Somehow the whole situation has become unbearable to me. This morning that demon came out of my chest and started singing and dancing all around me. Telling me over and over again your mashi and mesho have won. You never protested never told them off. Now your mother’s soul in heaven is still crying for all the insults torments and taunting she had to endure at her sister’s house.

At first I didn’t want to rock the boat and let the demon sing and dance for half an hour, but then I found out I don’t have the patience that my mother had, I couldn’t take the tormenting taunting and insults of the demon any more. I grabbed the phone and called my mashi. I told her off. I told her what low lives they are, how they always have fun at the cost of other people, how much they hurt my mother.

Of course my mashi has no remorse she did everything on purpose. In the way in Roman empire humans were fed to animals for fun, in the same way she and her husband torture people for fun and have their orgies. They had their fun, as well as my mother’s sadness to boot. The only regret I have, is, why didn’t I scream to high heavens? Why didn’t I punch them? scratched their skin off? when they had fun at the expense of my mother?

What have  I learned from this? Don’t let any insult go unanswered, speak up, rock the boat, have the courage, since it might haunt you for a long time to come even after your loved ones pass on. I pray every day so that my mother’s soul can rest in peace at the other side of life. And every day I tell her I’m sorry that I didn’t take stronger action against the tormenting taunting and insults she faced in her lifetime. I know my mother has forgiven me. She was nothing but an embodiment of forgiveness.

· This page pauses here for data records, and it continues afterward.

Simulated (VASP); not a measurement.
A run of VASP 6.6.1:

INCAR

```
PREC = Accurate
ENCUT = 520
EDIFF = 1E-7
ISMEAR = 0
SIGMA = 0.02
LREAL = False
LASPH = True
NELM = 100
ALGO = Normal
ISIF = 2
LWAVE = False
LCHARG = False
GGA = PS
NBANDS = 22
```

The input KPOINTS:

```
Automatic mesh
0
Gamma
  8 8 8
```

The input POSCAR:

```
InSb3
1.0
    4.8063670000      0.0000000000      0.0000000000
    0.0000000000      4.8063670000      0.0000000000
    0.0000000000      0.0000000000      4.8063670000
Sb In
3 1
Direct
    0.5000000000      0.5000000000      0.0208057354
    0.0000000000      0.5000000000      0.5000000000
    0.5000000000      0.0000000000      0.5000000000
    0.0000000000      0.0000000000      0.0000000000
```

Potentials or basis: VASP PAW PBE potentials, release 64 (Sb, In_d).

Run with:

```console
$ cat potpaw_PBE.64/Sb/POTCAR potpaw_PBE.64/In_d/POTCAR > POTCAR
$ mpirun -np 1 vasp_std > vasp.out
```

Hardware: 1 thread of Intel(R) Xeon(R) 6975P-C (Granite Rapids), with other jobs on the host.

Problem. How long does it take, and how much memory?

What about my mashi? Her life is as banal and mundane as ever. Last time a few months back when I met her, she explained to me in great detail how she had arranged a clever plan for the inheritance of her son and daughter none of whom has been able to build a house of his/her own in Calcutta/or in the suburbs. My mother on the other hand, didn’t arrange for any inheritance for me, since she was sure in her mind that her daughter would build up her own estate.

Now, I have the same faith in my children. Because it runs in the family. Imprinted in our DNAs. Yes, all of us would build up our own estates. Thank you, no inheritance needed.

Does mashi know about Bill Gates and Warren Buffet, donating money away, without keeping it for their children to inherit? I am sure mashi doesn’t. Why do they do so? Because they have faith in their children. All intelligent people can understand, faith is way more valuable than money.

While mashi planned and schemed for inheritance, my mother prayed and meditated leaving behind for me a deep Faith for the Almighty, as well as faith in my own self as high and as wide as the Himalayas. Yes, thanks to my mother, my self esteem is sky high. That has served me very well in life much better than inheriting a room with a view in Calcutta.

My closing words? Build your own estate, piss on inheritance. If it comes with a string, inheritance sucks. Be free. The way Almighty sent you to this earth, naked, free no string attached, The Almighty granted you all the rights to be on this earth, but no inheritance deed clutched in your fist. Be like the Almighty. Fly, float and dream. Realize your own dream, why inherit somebody else’s dream? I say again, piss on it.